Joint density of order statistics
Solution 1:
By hypothesis, all the $Y_i$ are identically distributed with density function $f$. This implies that
$$ \forall 1 \leq i,j \leq n: P(Y_i = Y_j) = 0 $$
This implies for the order statistics that
$$ Y_{(1)} < \ldots < Y_{(n)}$$
almost surely. Consequently, $(Y_{(1)}, \ldots, Y_{(n)}) \in \mathbb{R}^n_{\Delta}$ a.s., where $$ \mathbf{R}^n_{\Delta} := \{(y_1, \ldots, y_n) \in \mathbb{R}^n \mid y_1 < \ldots < y_n\}. $$
Consequently, it suffices to calculate the joint density on a generator of the Borel algebra of $\mathbb{R}^n_{\Delta}$ with is given by sets of the type
$$ ]t_0, t_1] \times \ldots \times ]t_{n-1} \times t_n], \; t_0 < \ldots < t_n. $$
We denote by $\mathfrak{S}_n$ the group of all permutations of $\{1, \ldots, n\}$ and calculate
\begin{align*} P(Y_{(1)} \in ]t_0, t_1], \ldots, Y_{(n)} \in ]t_{n-1}, t_n]) &= P(\dot \bigcup_{\pi \in \mathfrak{S}_n}{ \{Y_{\pi(1)} \in ]t_0, t_1], \ldots, Y_{\pi(n)} \in ]t_{n-1}, t_n] \} }) \\ &= \sum_{\pi \in \mathfrak{S}_n}{ P(\{Y_{\pi(1)} \in ]t_0, t_1], \ldots, Y_{\pi(n)} \in ]t_{n-1}, t_n] \}) } \\ &= \sum_{\pi \in \mathfrak{S}_n}{ P(Y_{\pi(1)} \in ]t_0, t_1]) \ldots P(Y_{\pi(n)} \in ]t_{n-1}, t_n]) } \\ &= \sum_{\pi \in \mathfrak{S}_n}{\prod_{i=1}^{n}\int_{]t_{i-1},t_i]}{f(x_i)dx_i}} \\ &= n! \prod_{i=1}^{n}\int_{]t_{i-1},t_i]}{f(x_i)dx_i} \\ &= \int_{]t_0, t_1] \times \ldots ]t_{n-1},t_n]}{n! \prod_{i=1}^{n}{f(x_i)}d(x_1, \ldots, x_n)} \end{align*} For the second equality it is crucial that these sets are disjoint for the various $\pi \in \mathfrak{S_n}$ and for the third that the $Y_i$ are independent. Alltogether this implies that the joint densiy of the order statistics is given by
$$F(y) := \begin{cases} n! \prod_{i=1}^{n}{f(y_i)}, & y_1 < \ldots < y_n, \\ 0, & \text{ otherwise} . \end{cases}$$
Solution 2:
It may help to see a simple example of small size. Suppose $n = 2$. Then our order statistics consist of the smaller of the two observations, and the larger. So if, say, we observed $Y_1 = 3, Y_2 = 5$, then $Y_{(1)} = Y_1 = 3$ and $Y_{(2)} = Y_2 = 5$; nothing has changed. But if the first observation was $5$ and the second was $3$, we would have to interchange them to write $Y_{(1)} = 3, Y_{(2)} = 5$ as we did before. Notice then that for a given realization of the ordered set of random variables, there is in general two ways to have observed the original variables so as to obtain the ordered result (we can ignore the case where the observations are equal because for continuous random variables, such an outcome has infinitesimal probability).

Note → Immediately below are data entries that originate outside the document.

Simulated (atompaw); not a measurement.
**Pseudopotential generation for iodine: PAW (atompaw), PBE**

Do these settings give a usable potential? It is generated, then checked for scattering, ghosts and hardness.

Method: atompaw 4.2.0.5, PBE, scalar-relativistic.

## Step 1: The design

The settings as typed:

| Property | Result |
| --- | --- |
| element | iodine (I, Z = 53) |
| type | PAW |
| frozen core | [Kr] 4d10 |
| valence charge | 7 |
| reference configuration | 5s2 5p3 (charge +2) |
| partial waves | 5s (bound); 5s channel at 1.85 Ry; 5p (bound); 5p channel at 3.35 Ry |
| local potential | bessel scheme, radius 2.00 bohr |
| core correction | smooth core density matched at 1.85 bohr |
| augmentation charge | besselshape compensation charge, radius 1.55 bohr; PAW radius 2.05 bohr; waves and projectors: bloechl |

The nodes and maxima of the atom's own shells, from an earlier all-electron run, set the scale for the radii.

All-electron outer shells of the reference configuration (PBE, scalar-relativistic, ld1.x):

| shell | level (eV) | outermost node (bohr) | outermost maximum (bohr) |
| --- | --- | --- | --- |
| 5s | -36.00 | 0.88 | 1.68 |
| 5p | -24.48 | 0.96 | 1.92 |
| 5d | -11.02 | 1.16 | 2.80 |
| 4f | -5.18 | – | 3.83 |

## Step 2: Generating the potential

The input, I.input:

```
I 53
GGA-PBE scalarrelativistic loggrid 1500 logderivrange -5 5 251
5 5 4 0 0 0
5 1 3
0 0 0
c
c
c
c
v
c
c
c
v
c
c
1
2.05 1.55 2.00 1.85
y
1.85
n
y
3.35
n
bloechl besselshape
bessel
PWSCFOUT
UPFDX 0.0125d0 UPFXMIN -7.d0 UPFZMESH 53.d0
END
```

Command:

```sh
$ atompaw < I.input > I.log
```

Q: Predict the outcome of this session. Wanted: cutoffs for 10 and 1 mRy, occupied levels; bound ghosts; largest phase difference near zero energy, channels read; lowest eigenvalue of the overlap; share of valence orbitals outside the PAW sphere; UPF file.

Therefore, in general, for any given realization of order statistics of a sample of size $n$, there are $n!$ possible ways that we could have observed a sample that, upon ordering, would yield such a realization. That's basically why the joint density is scaled the way it is.